Booth-Kelly Mill Waste, 1929

This photograph of lumber waste at the Booth Kelly Lumber Mill, in Springfield, Oregon, was taken in 1929 by Ralph Penniwell Cowgill, an engineer for Oregon’s State Game Commission.  He included the photo in a pictoral report of “Miscellaneous Sawmill Pollution” in Oregon.

Although both Oregon and Washington passed laws against the dumping of sawdust into salmon-bearing streams as early as the 1870s, the laws were seldom enforced.  Pointing to scenes like the waterway in this photograph by Cowgill, advocates for cleaner waterways argued that the wood waste disposed by sawmills into adjacent rivers and streams destroyed local fish populations and the habitats that they depended upon for their survival.  Sawdust dumped into streams became trapped in fish gills, slowly suffocating them, but eventually settled onto the stream floor, covering fish spawning habitat and killing off substantial portions of the food chain.  Floating waste blocked sunlight, interrupting the photosynthesis needed by underwater plants to survive and continue to convert carbon dioxide into oxygen, a condition made worse by the oxygen absorbing wood rotting away at all depths of the stream.

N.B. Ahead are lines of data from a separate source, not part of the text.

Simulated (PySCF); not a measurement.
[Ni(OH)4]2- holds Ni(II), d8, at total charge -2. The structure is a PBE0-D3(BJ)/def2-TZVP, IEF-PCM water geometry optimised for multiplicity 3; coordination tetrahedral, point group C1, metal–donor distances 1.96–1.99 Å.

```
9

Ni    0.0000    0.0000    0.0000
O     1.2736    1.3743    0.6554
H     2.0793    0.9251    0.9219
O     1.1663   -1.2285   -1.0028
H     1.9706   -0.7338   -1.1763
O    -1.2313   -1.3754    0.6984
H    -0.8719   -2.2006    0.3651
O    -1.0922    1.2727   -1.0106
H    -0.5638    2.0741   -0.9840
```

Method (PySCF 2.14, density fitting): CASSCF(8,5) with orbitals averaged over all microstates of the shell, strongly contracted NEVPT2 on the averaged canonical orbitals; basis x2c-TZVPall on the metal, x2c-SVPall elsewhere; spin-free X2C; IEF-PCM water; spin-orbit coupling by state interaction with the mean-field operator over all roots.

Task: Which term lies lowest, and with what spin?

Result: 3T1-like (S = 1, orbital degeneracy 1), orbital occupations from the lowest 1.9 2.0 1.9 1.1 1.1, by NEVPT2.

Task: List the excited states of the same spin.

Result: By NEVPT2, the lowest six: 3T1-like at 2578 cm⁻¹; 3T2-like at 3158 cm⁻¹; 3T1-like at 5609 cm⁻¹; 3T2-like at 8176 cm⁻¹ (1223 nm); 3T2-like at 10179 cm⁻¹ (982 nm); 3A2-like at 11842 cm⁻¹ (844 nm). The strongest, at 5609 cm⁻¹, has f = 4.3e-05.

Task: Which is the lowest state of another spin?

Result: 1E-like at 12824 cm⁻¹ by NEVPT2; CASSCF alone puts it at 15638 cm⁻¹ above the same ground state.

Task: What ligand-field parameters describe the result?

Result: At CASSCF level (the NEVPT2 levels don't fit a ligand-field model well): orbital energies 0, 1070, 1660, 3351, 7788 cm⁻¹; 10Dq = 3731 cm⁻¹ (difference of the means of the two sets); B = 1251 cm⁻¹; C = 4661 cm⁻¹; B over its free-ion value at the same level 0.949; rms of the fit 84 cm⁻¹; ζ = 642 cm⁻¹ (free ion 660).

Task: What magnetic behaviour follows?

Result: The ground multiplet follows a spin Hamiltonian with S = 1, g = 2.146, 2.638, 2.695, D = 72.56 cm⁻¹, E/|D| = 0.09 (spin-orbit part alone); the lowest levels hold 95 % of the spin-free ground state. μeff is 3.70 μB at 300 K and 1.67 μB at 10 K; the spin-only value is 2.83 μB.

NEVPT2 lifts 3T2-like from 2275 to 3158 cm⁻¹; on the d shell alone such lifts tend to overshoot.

With roughly a third of each tree milled contributing to the waste build-up, sawdust and other solid wood wastes piled up quickly in the mills, creating an ever-present fire hazard.  Cheaper insurance rates for mills that employed sawdust removal strategies encouraged mill owners to get rid of the waste as best as they could.  Consequently, they either dumped the waste on nearby land, burned it in open pits, or had it thrown into the nearest waterway.  At some mills, a portion of the waste was also used to power generators used within the mill. 

Beginning in the 1880s, mills began to utilize patented wood burners that were fed waste non-stop, sometimes burning consistently for decades without being extinguished.  Over time, some owners began to slowly reduce the volume of burnable waste by maximizing the use of the smaller pieces of wood, turning them into tool handles, shingles, and lathe.  And, as steam-powered electrical plants became more advanced, a large market developed for “hogged fuel,” which was made by putting edgings, shavings, bark, unused slabs of wood, and sawdust through an industrial-strength chipper known as a fuel hog.  The dense mix of wood chippings mixed with sawdust burned well in the boilers of electric generating plants.

Further Reading:
Bunting, Robert.  The Pacific Raincoast: Environment and Culture in an American Eden, 1778–1900.  Lawrence, Kan.: 1997.

Hodgson, Allen H.  “Present Utilization of Sawmill “Waste” in the Douglas Fir Region.”  Parts 1 – 4. The Timberman 32, 1931: 9:27–33, 10:25–31, 11:32–40, 12:36–46.

Lichatowich, Jim. Salmon Without Rivers: A History of the Pacific Salmon Crisis.  Washington, D.C.: 1999.